OZAWA: That’s true. In 1984, former students of Professor Saito put the orchestra together to commemorate the tenth anniversary of his death. We performed in Tokyo’s Bunka Kaikan and the brand-new Osaka Symphony Hall. Then it was like, “Hey, this is good! We can keep going! We can take this orchestra anywhere in the world!”

MURAKAMI: You mean when you first started, there was never any thought of reorganizing every year and doing foreign performance tours?

OZAWA: Not at all. It never crossed our minds.

MURAKAMI: But eventually the Saito “system” became a worldwide trend. You were truly pioneers, wouldn’t you say?

Back When Bernstein

Was Grappling with Mahler

MURAKAMI: By the way, you never worked on Mahler with Professor Saito, right?

OZAWA: No, never.

MURAKAMI: Was that just a matter of the period?

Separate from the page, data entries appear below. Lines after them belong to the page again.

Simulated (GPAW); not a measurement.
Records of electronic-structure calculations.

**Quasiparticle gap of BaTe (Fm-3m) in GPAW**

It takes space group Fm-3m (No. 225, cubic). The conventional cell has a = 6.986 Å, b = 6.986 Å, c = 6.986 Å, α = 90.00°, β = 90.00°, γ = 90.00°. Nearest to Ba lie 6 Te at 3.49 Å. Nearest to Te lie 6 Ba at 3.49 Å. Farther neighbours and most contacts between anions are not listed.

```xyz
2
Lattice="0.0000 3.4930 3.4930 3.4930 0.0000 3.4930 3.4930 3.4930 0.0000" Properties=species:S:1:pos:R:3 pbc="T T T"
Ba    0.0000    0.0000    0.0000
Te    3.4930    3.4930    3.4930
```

OZAWA: Well, you know, very few people were playing Mahler until Bernstein started grappling with him so passionately in the early sixties. Of course you had somebody like Bruno Walter, but almost no other conductors took a positive interest in Mahler besides him.

MURAKAMI: I started listing to classical music in the mid-sixties, but Mahler’s symphonies were not at all popular back then. About all you could find in the recording catalogs were the First [the Titan ], the Second [the Resurrection ], and Das Lied von der Erde. They were not widely listened to, and I think they were rarely performed. Young people nowadays are shocked when I tell them that.

OZAWA: It’s true, Mahler was not at all popular. Maestro Karajan was doing Das Lied von der Erde, and he used it to teach us, but he was not playing any of the other symphonies.

MURAKAMI: Böhm wasn’t playing the Mahler symphonies either, was he?

OZAWA: No, no, not at all.

MURAKAMI: And neither was Furtwängler.

OZAWA: No, it’s true. He was playing everything up to Bruckner … You know, I’ve never heard Bruno Walter’s Mahler.

MURAKAMI: The other day I was listening to a 1939 Mahler recording by Willem Mengelberg and the Concertgebouw Orchestra.

OZAWA: Ha, I didn’t know such a thing existed.

MURAKAMI: The Fourth Symphony. Not surprisingly, it sounds like a creaky old thing. I also listened to Bruno Walter doing the Ninth Symphony in Vienna in 1938, just before he fled from the Nazis. My main impression of both of them—the Walter and the Mengelberg—was how old they sounded. I don’t mean just the quality of the recording, but the tones they produced. Both men were direct disciples of Mahler, and their performances may be historically important, but you listen to them today and they’re kind of hard going. Then a new period comes along, and Walter makes stereo recordings and builds the foundation for a Mahler revival, and Leonard Bernstein makes it happen with his passionate recordings.

OZAWA: Which is exactly when I was his assistant conductor, when he was recording the complete Mahler with the New York Philharmonic and the London Symphony.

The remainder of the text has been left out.